Drawing development in children

Children love to draw. As teachers and parents, we encourage our children to express their feelings through aesthetic engagement like drawing. While children are enjoying themselves, adults may feel a bit lost. We may ask ourselves, "Should I draw with them and show them how they should draw a star properly?" "My daughter is 3 years old already, should she be able to draw a portrait?" "At 6 years old, what kind of art classes are most age-appropriate to my child?"

Viktor Lowenfeld (1903-1960) was a prominent professor in art education. His book Creative and Mental Growth (1947) has been an influential resource for primary art teacher education. Lowenfeld believed that children's art work is a vivid reflection of their physical and emotional growth.

Lowenfeld also developed the theory of artistic development based on his research. This theory consists of six artistic stages that children go through.

1) Scribble (2 years old)

2) Preschematic (3-5 years old)

3) Schematic (6-7 years old)

4) Drawing Realism (8-11 years old)

5) Pseudorealism (12-13 years old)

6) Period of decision/crisis (14-16 years old)

For the more detailed description of each stage, please visit Drawing Development in Children.

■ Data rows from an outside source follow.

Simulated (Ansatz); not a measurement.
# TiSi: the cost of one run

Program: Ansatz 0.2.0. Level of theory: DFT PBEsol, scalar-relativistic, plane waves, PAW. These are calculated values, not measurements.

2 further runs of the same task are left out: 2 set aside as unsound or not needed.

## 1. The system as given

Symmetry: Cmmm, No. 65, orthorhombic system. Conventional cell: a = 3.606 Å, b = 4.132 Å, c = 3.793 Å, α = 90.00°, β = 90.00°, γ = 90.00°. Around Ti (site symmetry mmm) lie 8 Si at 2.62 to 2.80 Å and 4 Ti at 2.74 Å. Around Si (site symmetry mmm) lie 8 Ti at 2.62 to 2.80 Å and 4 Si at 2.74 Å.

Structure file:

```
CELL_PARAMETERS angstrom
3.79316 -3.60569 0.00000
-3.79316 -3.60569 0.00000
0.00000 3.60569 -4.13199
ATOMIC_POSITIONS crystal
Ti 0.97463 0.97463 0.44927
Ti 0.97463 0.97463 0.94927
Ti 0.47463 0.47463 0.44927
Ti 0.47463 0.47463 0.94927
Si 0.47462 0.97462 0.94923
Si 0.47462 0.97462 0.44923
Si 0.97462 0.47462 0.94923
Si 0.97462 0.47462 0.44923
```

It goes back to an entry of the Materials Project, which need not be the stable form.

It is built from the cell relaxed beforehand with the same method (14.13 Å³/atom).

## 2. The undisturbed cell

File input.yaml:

In the above website, you can also find the stages of artistic development devised by American art teacher and author, Betty Edwards. She, on the other hand, based her arguements on brain research; hence, the way she organizes her system has to do with the different functions of the two hemisphere of our brains. Her publication Drawing on the Right Side of the Brain (1979) has become one of the major reference for the study of art education. You may visit the website http://www.drawright.com/ to see a bit of the background of her theory.

Hopefully, by having a bit of background in our children's artistic development, educators and parents can set realistic expectations and provide appropriate responses while our children take pleasure in drawing!